Please note that this blog was posted over 2 years ago and may no longer be accurate
What is Love Bombing?
Love Bombing is a grooming technique. It involves being overly affectionate and showering someone with attention and compliments. This might take the form of grand gestures like expensive gifts, or saying “I love you” and talking about marriage and children early in the relationship. It is flattering, even intoxicating – it can also be deadly.
It can happen to anyone, men or women. It often happens at the start of a relationship in order to draw us in, or it can be used after an argument or act of cruelty when the Love Bomber wants forgiveness. It is designed to overwhelm us and break down our barriers and doubts. After all, someone capable of so much love can’t be that bad, right? It makes us believe we are special, drawing us into the fantasy that this whirlwind romance is unique; that we are “meant” to be together. It can be particularly enticing for someone who has been let down in the past, or who feels they have gone unnoticed in the world, or for those who feel they didn’t experience enough love and validation as children.
When we feel flattered and validated, our brain produces a hit of dopamine. It’s a feel-good hormone, the same chemical that’s released when we have sex or eat a chocolate cookie. It’s also the chemical that makes drugs like heroin, nicotine and cocaine highly addictive. We can get used to these regular dopamine hits alarmingly quickly. This can lead us to becoming emotionally dependent without even realising.
We might not see anything wrong with Love Bombing. We might think we’ve found someone who appreciates us and makes us happy. Friends and family might like the Love Bomber and be glad that someone is treating us right. This is complicated further by the fact that not everyone who showers a partner with attention ends up being abusive. But Love Bombing is defined by the fact that it is used as a tactic, with a clear agenda.
Tactical Love Bombing is based on:
Grooming and Exploitation: We might have something the Love Bomber wants, such as sex, money, a nice home, a ready-made family, or status. This is the same behaviour we see in cases of Child Sexual Exploitation.
Just to see if they can: The Love Bomber might be excited by the challenge, especially if we have voiced doubts or made it clear we don’t want a serious relationship. When they have finally broken down our barriers and sucked us into an intense connection, they may get bored and suddenly end things or ghost us.

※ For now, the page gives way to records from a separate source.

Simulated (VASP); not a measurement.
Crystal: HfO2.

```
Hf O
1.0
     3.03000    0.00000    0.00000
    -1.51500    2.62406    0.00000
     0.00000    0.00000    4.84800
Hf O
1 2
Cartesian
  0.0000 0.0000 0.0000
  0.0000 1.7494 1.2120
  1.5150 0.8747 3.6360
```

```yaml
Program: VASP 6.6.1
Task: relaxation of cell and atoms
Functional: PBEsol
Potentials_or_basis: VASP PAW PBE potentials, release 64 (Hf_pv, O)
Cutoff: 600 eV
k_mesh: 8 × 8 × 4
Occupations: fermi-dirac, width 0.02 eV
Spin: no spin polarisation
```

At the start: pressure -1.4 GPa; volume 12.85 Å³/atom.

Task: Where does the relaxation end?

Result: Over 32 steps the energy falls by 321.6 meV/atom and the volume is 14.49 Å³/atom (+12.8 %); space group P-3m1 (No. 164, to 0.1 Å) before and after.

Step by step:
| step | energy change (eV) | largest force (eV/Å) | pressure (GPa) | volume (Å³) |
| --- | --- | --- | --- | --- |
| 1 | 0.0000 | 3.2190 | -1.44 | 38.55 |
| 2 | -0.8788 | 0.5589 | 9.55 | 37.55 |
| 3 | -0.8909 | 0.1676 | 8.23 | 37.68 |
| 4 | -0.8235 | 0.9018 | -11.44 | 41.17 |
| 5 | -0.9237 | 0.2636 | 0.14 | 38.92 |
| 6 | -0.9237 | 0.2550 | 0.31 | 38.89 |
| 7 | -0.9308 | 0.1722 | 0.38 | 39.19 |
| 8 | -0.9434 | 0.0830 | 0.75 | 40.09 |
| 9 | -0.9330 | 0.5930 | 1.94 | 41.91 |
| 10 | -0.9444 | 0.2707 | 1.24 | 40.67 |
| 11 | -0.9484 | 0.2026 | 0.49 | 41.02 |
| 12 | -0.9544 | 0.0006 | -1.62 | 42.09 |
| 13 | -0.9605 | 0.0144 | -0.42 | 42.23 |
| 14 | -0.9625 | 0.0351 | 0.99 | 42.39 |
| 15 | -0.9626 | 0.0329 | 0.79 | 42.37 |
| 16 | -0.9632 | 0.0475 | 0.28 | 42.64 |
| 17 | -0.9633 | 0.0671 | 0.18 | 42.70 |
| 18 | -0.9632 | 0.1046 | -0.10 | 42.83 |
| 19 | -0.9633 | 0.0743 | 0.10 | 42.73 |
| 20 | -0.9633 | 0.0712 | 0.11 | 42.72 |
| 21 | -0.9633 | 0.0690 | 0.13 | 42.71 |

Power & control: The Love Bomber may be exerting their power at an early stage by overwhelming us and encouraging us to fall madly in love with them. This makes us more compliant because we don’t want to lose the relationship.
Risks and Red Flags
Love Bombing comes with warnings and red flags which everyone should be aware of. In a healthy relationship two people take the time to get to know each other and build up mutual trust and respect, but Love Bombers speed things up and it feels like a ride in a fast jet. Some people find themselves living with, married to, or expecting a child with a Love Bomber before they’ve had time to think. It’s then more difficult to get out of the situation when their true colours show.
Although it might be flattering at first, we soon realise our time is being monopolised, but when we try to reclaim some autonomy, privacy, or space for our own interests, this is viewed as hurtful, even a betrayal. The Love Bomber expresses confusion, sulkiness or anger. They blame us for being cold and distant, or not wanting to spend time with them. This might be the first real disagreement and because we believed ourselves to be blissfully happy, it comes as a big shock. But because we are now emotionally dependent, it is too easy to apologise and comply.
Impact of Love Bombing
Love Bombing causes harm in a number of ways:
A Love Bomber may abruptly disappear from our lives and the lives of our children, when only yesterday they were talking about a happy future. This creates a sense of sudden loss, despair and an urgent desire for reasons and closure. We might spend months, even years, wondering what we did wrong. This can result in a loss of self-esteem, or trust and abandonment issues.
If we start to give in to the Love Bomber, spending more and more of our time with them to the exclusion of friends and family, it can lead to the next step in the game of power and control – isolation.
Our best defence against Love Bombers is to keep our heads. Flattery, attention, gifts – these are lovely things to receive, but if it becomes intense, repetitive and prolonged we should ask ourselves if there’s an agenda at play. It’s worth remembering that not only romantic partners use Love Bombing tactics. Bosses, family, friends or others can use flattery to get what they want.
Take the time to get to know someone properly before making any rash commitments, and remember that we can give ourselves time, attention and gifts, because if we give ourselves enough love, we are less likely to fall victim. It’s better to get a hit of dopamine from a chocolate cookie than from the lies and manipulation of a Love Bomber.